Thursday, August 26, 2010

LePage - Bad Signs

Paul LePage has made it very strikingly clear that one of Maine’s finest assets, our environment, is not a priority for him by telling us that on his first day in office, "day one, I come down to Kittery and take down the sign, Maine, the way life should be and put up one that says, Maine, open for business”. In fact LePage’s website does not even bother to address as an issue, environment, conservation, or any significant concern for Maine’s vital outdoors except for a rant under “Government Regulation” that includes now debunked LePage folksy fabricated studies:

…eliminate bizarre and unreasonable studies resulting in needless delays (i.e. buffalo and black fly census studies in Maine), and eliminate regulations that are incompatible with other regulations, whereby when one regulation is followed, another is violated. In that same vein, I propose that all duplicate and replicated regulations from DEP and LURC be repealed.
From way back in the primary campaign, LePage has expressed concern that the Department of Environmental Protection, charged on behalf of the people of Maine to protect the environment is…well, pro-environment:

He said "day two" of his administration, he tackles those DEP regulations, that he said often "serve no purpose except to cost businesses money. The regulatory system has been very adversarial to business and very pro-environment.

"Look at Land for Maine's Future. You can't harvest timber, you can't do any cutting. No one is going to have the benefit of creating wealth and prosperity from it," he said.
The preceding is also a prime example of LePage’s willingness to either stoop to outright falsehoods or just make up stuff to fit his own off-the-cuff flawed and false assumptions. That may work in his mind and as a bit of red meat for his followers but for the rest of us in the real world what Land for Maine's Future actual guidelines say will suffice:

Many LMF projects involve easements that permit continued sustainable forestry alongside recreational uses of the land. In these areas, you may encounter active logging operations.
Finally and less known is that Paul LePage’s desire to symbolically take down “Maine, the way life should be” is his personal sign off with a group called Americans for Prosperity using his tired anti-tax language to “oppose legislation relating to climate change that includes a net increase in government revenue.” It is one more example of the LePage ignore reality and forget any long-term true costs to society attitude.




But despite the pleasant sounding name, what is this group, Americans for Prosperity that Paul LePage has pledged to support and govern us by if elected with his present non-gubernatorial signature? Well it turns out to be, as well documented and exposed in the New Yorker, basically one of many pretend grassroots organizations and tea party operations heavily bankrolled by two billion brothers, Charles and David Koch who own Koch Industries that in turn owns several forest product industries such as Brawny paper towels, Dixie cups, and Georgia-Pacific lumber.

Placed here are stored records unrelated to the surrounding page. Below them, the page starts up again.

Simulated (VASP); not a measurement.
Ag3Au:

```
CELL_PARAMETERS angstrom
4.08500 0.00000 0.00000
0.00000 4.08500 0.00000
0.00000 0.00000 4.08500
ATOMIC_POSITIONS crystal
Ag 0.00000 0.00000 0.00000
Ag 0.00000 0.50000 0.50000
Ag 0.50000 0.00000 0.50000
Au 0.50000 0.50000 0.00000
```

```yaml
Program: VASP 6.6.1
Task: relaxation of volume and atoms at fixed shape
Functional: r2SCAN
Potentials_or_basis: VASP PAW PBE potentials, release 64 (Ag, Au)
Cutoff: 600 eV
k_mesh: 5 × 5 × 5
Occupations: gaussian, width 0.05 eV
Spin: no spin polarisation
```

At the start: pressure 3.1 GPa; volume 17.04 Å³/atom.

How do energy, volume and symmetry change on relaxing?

The Kochs are also longtime libertarians who believe in drastically lower personal and corporate taxes, minimal social services for the needy, and much less oversight of industry—especially environmental regulation.


It is a long and twisted Maine logging road one has to travel to find where Paul LePage’s loyalties lie. And at the end of that road is a fork.

On one, the sign, Maine, the way life should be still stands. That path is protected for sustainable use and travels through many places protected for our children that include good productive timber harvesting in Land for Maine’s Future, green energy jobs, and great outdoor recreational resources along with development sensitive to Maine’s quality of life that attracts tourists and new residents. Libby Mitchell is hiking far ahead on that trail already.

The other direction will have Paul LePage’s sign, Maine, open for business, on it. That road will be clear-cut of our livelihood aspirations, eroded by long term environmental damage, foolishly unregulated - damaging outdoor regulation and traditional Maine forestland pursuits, primarily set aside for out-of-state interests who will export our children’s future for unsustainable immediate corporate income without regard to climate damage or consequences. That is what Paul LePage is symbolically signing us up for with Americans for Prosperity and for what his imaginary sign in Kittery represents.